This study explores advanced precision forging techniques for spur gears to reduce forming loads, enhance mold lifespan, and improve material utilization. Through DEFORM-3D simulations and experimental validation, we analyze the effectiveness of floating die and hole split methods compared to conventional closed-die forging.
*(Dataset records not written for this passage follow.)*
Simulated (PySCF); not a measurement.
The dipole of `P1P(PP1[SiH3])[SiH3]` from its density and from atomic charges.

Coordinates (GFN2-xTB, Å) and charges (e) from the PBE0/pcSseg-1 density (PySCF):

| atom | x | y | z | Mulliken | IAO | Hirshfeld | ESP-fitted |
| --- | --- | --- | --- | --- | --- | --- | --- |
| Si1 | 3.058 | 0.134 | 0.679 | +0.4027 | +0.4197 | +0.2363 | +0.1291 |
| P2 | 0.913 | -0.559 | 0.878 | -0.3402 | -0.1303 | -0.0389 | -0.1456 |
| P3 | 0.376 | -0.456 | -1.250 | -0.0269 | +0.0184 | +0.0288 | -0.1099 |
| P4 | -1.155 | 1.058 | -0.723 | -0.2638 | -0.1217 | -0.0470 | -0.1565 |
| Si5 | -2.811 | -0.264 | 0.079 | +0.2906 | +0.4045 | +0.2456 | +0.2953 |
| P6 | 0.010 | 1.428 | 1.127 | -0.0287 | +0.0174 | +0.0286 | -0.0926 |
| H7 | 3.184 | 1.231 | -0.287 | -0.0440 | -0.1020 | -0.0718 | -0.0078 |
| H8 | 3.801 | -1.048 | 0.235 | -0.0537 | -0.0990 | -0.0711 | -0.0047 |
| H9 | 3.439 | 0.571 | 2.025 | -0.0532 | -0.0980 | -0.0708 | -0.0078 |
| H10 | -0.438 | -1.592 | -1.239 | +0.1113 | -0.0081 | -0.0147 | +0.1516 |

1. Process Design and Numerical Modeling
The spur gear (modulus: 3, teeth: 20, pressure angle: 20°) was modeled using a 1/5 symmetric segment to optimize computational efficiency. Three process configurations were investigated:
| Process | Characteristics | Workpiece Geometry |
|---|---|---|
| Conventional Closed-Die | Fixed die structure | Cylindrical billet (Φ60×30 mm) |
| Floating Die | Spring-assisted movable die | Cylindrical billet (Φ60×30 mm) |
| Hole Split | Central material diversion | Annular billet (Φ60/Φ19×30 mm) |
The material properties of 20CrMnMo steel are critical for accurate simulation:
$$ \sigma_y = 958\ \text{MPa},\ \sigma_{UTS} = 1250\ \text{MPa},\ E = 207\ \text{GPa} $$
| Parameter | Value |
|---|---|
| Yield Strength | 958 MPa |
| Elastic Modulus | 207 GPa |
| Poisson’s Ratio | 0.27 |
| Friction Factor (m) | 0.1 |
2. Formulation of Key Parameters
The equivalent stress distribution during spur gear forging follows the Hollomon power law:
$$ \bar{\sigma} = K\bar{\epsilon}^n $$
where \( K = 1250\ \text{MPa} \) (strength coefficient) and \( n = 0.15 \) (strain hardening exponent) for 20CrMnMo at forging temperatures. The forming load progression can be modeled as:
$$ F(t) = F_0 + \alpha A(t)\bar{\sigma}(t) $$
where \( \alpha \) represents the geometric constraint factor varying from 2.5 to 4.0 during different forming stages.
3. Simulation Results Analysis
The stress evolution and load characteristics reveal distinct advantages of the improved processes:
| Process | Peak Load (kN) | Max Equivalent Stress (MPa) | Die Life Improvement |
|---|---|---|---|
| Conventional | 778 | 921 | Baseline |
| Floating Die | 705 | 890 | +10% |
| Hole Split | 589 | 840 | +25% |
The floating die mechanism converts counterproductive friction into beneficial material flow through controlled die movement:
$$ F_{friction} = \begin{cases}
-\mu p & \text{(Conventional)} \\
+\mu p & \text{(Floating Die)}
\end{cases} $$
where \( \mu \) is the friction coefficient and \( p \) represents interface pressure. This reversal reduces required forming energy by 10-12%.
4. Process Optimization Strategies
For hole split designs, the central aperture diameter (\( d \)) must satisfy:
$$ 0.32D \leq d \leq 0.37D $$
$$ (19\ \text{mm} \leq d \leq 22\ \text{mm}\ \text{for}\ D=60\ \text{mm}) $$
Material flow partitioning between radial tooth filling and axial hole expansion follows:
$$ \frac{V_{tooth}}{V_{hole}} = \frac{\pi h(R^2 – r^2)}{\pi r_h^2 h} = \frac{R^2 – r^2}{r_h^2} $$
where \( R \) = gear radius, \( r \) = hole radius, and \( h \) = gear height. Optimal balance occurs when 65-70% of material flows radially for tooth formation.
5. Experimental Validation
Physical trials confirmed simulation accuracy with <10% deviation in forming loads. The floating die process demonstrated superior surface finish due to enhanced material flow patterns, while the hole split method achieved 22.8% energy reduction compared to conventional spur gear forging.
| Performance Metric | Floating Die | Hole Split |
|---|---|---|
| Tooth Fill Completeness | 98.7% | 97.2% |
| Surface Roughness Ra (μm) | 3.2 | 4.1 |
| Tool Wear Rate | 0.12 mm/1000pcs | 0.09 mm/1000pcs |
These advancements in spur gear manufacturing enable higher production rates while maintaining dimensional accuracy within ISO 1328 Class 7 specifications. The combination of numerical simulation and process innovation provides a robust framework for complex gear forging optimization.